But the new tax measures are being resisted principally by Glencore Plc, the Swiss-based natural resource commodities trader, Randgold Resources Limited, and Ivanhoe Mines Limited.
“It is therefore very disappointing to see that none of our proposals and comments are reflected in the legislation, which is in fact more draconian in its final form than earlier drafts,” Randgold’s chief executive, Mark Bristow said in a Feb. 4 statement. “If this fails, however, we shall seek to enforce our rights including those which provide for international abitration.”
However, in a final effort before they decide whether to petition the International Court of Arbitration in Paris, several companies have asked Kabila not to sign the new law.
Lawmakers in the senate approved changes Jan. 27 for a 50 percent super-profit tax, defined as income realized when commodity prices rise to 25 percent more than than noted in a mining project’s bank feasibility study, characteristic of second-phase mining.
The changes would also allow the government to classify cobalt as a “strategic substance” and raise royalties on cobalt—in demand for its use in rechargeable lithium-ion batteries—to 10 percent from 2 percent. The mineral’s price is likely to go up if the new tax measures are anchored into law.
According to Bristow, the new draft mining code takes no account of the industry’s concerns about the negative impact it will have on investment in DRC.
“I appeal again to the government to engage with the industry in the formulation of a code that will stimulate this key component of the DRC’s economy instead of crippling it,” Bristow said in a statement Feb. 3.
So far, it is not clear as to whether Kabila, heavily embroiled in an election date stand-off with the opposition, will stay signing of the new mining tax proposals into law.
As the election draws near later this year, a new resurgent economic patriotism in DRC is raising the stakes to have taxation sections of the current mining code, Law No. 007/2002 of July 11, 2002, revised quickly.
“The new mining code will make mines a true motor of the development of this country,” DRC mining minister Martin Kabwelulu told senators Jan. 2 when addressing the upper house in capital Kinshasa.
Such views are also held by Henri Muhiya, the secretary general of the Episcopal Commission on Natural Resources, which had petitioned parliament for broadening of the mining tax base to raise more revenue for the country.
“We have realized that the investors indeed came, but the profits were not shared out in a fair way between them and the country,” Muhiya said in December, when parliament enacted tax hikes proposals.
The global demand for smart phones and electric car batteries has pushed up the price of cobalt, a windfall the DRC cash-strapped government can’t ignore. The price of cobalt currently stands at $80,382 per ton from $22,000 two years ago.

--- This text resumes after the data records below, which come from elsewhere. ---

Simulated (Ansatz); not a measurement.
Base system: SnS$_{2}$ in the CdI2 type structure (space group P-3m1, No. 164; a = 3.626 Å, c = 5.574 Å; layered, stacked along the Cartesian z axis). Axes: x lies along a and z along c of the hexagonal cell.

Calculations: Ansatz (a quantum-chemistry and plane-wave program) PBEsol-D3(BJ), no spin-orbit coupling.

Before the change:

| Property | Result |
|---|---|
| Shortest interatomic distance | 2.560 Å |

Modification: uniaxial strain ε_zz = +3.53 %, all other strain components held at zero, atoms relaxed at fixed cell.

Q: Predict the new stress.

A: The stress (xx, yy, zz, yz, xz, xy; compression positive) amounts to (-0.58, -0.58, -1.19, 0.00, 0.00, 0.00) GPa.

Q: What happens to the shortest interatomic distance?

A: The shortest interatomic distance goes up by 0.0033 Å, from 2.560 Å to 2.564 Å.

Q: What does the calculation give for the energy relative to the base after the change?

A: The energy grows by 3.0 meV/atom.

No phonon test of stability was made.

Nevertheless, although the DRC is the world’s largest producer of cobalt, as it has about two-thirds of the global deposits, the vast revenue from the mining of cobalt, copper and other minerals in the country is lost in grand corruption, tax holidays and inefficient tax collection measures.
“Most of DRC’s 80 million people are steeped in poverty as there is no money to improve the lives of the people,” said London-based Global Witness, anon-governmental organization that investigates corruption, tax injustice and environmental abuse.
Its report, Regime Cash Machine, highlights how more than $750 million in mining revenue paid by companies to state bodies in DRC was lost to the treasury between 2013-15.
“Instead, the money disappeared into a dysfunctional state-owned mining company and opaque national tax agencies. There is no clarity on what this money was spent on or where it ended up,” the report states.
However, the impact of hiked taxes will likely mean the increase will be passed to customers.
“It will affect the miners’ bottom line and it will be passed on to the consumer,” said George Heppel, an analyst at London-based CRU Consulting.
As Kabila ponders whether to sign the new amendments into law or to allow further negotiations with the mining companies, the question he will have to consider is whether the existing mining code favors foreign investors at the expense of the Congolese.